As this is my first post, let me be an introvert for a while. I intend on writing reviews of music, films, TV shows, live gigs, festivals, theatre, weddings, that time I went to the pub and got a little too drunk from one pint of cider. Yeah, I’m a guy who likes the same stuff as everybody else, but I’m keen to discuss it, even if it’s just with myself in a blog post nobody reads. This week, and probably most weeks, an album verdict, and I had to choose one with a name this clever.

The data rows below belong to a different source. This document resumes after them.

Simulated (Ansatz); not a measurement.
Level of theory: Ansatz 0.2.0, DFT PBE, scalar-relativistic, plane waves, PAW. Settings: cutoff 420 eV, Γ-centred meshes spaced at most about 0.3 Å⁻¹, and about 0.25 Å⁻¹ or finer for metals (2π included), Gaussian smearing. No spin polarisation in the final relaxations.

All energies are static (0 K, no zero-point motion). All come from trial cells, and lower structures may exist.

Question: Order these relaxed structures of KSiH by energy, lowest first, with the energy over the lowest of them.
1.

A brief history of me and UK hip-hop: I was an indie kid that would barely stray from anything “Alt-Rock” until about 2013, and anything grime or hip-hop was not an option until a couple of years later. So of course I’m a voice of authority in all things Devlin. However, even in my apathy I’d noticed popstar Devlin hadn’t been around for about four years after the release of A Moving Picture. I listened in hindsight, and you can’t help but notice that ‘Watchtower’ and other tracks on that album stink of a Grime MC paddling in the mainstream, making something to fit in rather than writing something aggressive, bullish and powerful as Tales from the Crypt. Devlin knows grime has changed in the years he’s been missing, it’s won Mercury Awards and held prestigious Pyramid slots at Glastonbury. So how will he handle this shift in UK hip-hop that he was worried about way back when ‘London City’ propelled him to celebrity? Will he release grime bangers? No, that’s not him, Devlin just wants to be himself.
The Devil In is undoubtedly honest, self-critical and scathing of an industry and society which allowed Devlin to line his pockets. He hasn’t lost his wit and rage, but it‘s channelled into a more mature dissection of the self and celebrity culture that left him filled with regret and an identity crisis. In ‘Just Wanna Be Me’ Devlin explains that everyone is entitled to be themselves, as he will now and forever be himself. Curiously this acceptance comes after ’Bitches’ a song where he not only attacks falseness but attacks male emotion and non-traditional manliness. But this is not where the ugly hatred ends, throughout, the use of the word ‘slut’ is grotesque. In ‘Stay’ he refuses to come back to the cold reality of London, staying instead on his lad holiday in Magaluf to sleep with a particular slut, and in ‘The Devil In,’ he’s been busy “taking a slut to a fancy restaurant when he should have been headstrong.” If Devlin is being honest on this record, he is an unaccepting misogynist, and I struggle to empathise when he “crawls inside his shell and it feels so horrid.”
This is not to say he isn’t talented, his ability to tell a story doesn’t interrupt the rotten concept of the album, ‘Crack Baby’ is an articulate tale of council estate poverty, yet another kid left behind by a broken society. The album’s most tender moment, ‘Blue Skies’ is Devlin’s biggest regret, lost love. He doesn’t take full responsibility blaming the industry for shaping him against his partner, but at least he doesn’t speak ill of her on the grounds she is a woman. The pop-friendly numbers are mixed, ‘Blow Your Mind’ and ‘Life’ feature catchy chorus vocals but implausible aggression and failed attempts at humour, while ‘50 Grand’ stars Skepta, the highlight of the album, Devlin is less critical of himself, he attacks wealth and celebrity, meanwhile Skepta doesn’t need to wear a suit, as he’s backed by a beat that gives the record it’s only ‘grime banger.’
I’ve learned I don’t like Devlin as a person, but he has talent, the self-proclaimed “youngest veteran in the game” has broken free of expectation and commercialism, no longer a celebrity, but a misogynist who is paving the way for others to become themselves, although he would prefer them to be more like him. He is more mature, brutally honest and self-critical, but I struggle to invest in an album that’s laced with unconvincing aggression and misanthropy, even if it has the odd witty remark, articulate tale or catchy chorus.